Ken Livingstone, campaigning to be London mayor again, has pledged to cut tube fares and has floated the idea of a living rent to complement the living wage. Some tenants organisations, such as in Camden, are currently organising against hikes in rent by local councils. The progressive campaign group 38 Degrees, in collaboration with Which?, recently announced a project to allow consumers to collectively bulk buy gas and electricity in order to drive down prices. You can sign up here. There have also been more direct action responses from environmental groups. Fuel Poverty Action launched a series of protests at the end of January, including occupying two floors of the British Gas office in Staines in protest against rising energy prices. They have been planning for further action and there are local groups, like Leeds Fuel Poverty Action, who campaign on a similar basis. As yet these haven’t had the impact of UK Uncut or the anti-workfare actions, but hopefully they will grow.

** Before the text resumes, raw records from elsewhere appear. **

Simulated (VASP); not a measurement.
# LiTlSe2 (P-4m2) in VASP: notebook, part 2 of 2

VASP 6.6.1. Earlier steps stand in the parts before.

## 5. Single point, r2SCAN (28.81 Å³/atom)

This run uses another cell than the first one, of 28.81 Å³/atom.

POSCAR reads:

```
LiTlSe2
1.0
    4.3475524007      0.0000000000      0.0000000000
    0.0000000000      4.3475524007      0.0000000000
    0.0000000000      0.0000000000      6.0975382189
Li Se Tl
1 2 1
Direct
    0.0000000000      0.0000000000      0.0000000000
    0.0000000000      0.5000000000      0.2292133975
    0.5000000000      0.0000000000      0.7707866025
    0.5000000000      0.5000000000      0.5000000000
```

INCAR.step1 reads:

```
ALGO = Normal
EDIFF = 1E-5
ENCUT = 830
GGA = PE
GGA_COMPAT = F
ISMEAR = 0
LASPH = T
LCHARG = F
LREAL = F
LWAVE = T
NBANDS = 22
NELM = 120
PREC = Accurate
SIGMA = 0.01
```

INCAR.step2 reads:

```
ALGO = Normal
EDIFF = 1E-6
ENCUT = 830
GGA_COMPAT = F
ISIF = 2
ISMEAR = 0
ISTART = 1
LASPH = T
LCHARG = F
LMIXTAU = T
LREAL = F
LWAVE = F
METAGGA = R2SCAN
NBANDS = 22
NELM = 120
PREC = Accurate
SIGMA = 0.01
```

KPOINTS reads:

The 38 Degrees campaign is the largest of the actions against the energy companies to date, with over 150,000 people signed up, and it raises some interesting questions about the contemporary politics of consumption. The idea has its merits – it is more practical and long-term than their initial call to ‘shame’ companies into lowering prices with a petition and it is doubtful whether the left in its current form could have organised and supported a mass non-payment campaign. Still, the campaign doesn’t go far enough. It may not succeed in lowering prices significantly for those on low incomes; indeed it doesn’t raise the idea of what a fair or affordable price really is. The cheapest market price is not the same thing. Ideologically, the campaign is rather close to current market logic and the assumptions of consumer experts. Its key idea is ‘the Big Switch’. The collective of consumers will be able to choose the cheapest bulk buy deal on offer, and 38 Degrees and Which? will manage the switch over from a consumer’s old supplier to the new one on their behalf.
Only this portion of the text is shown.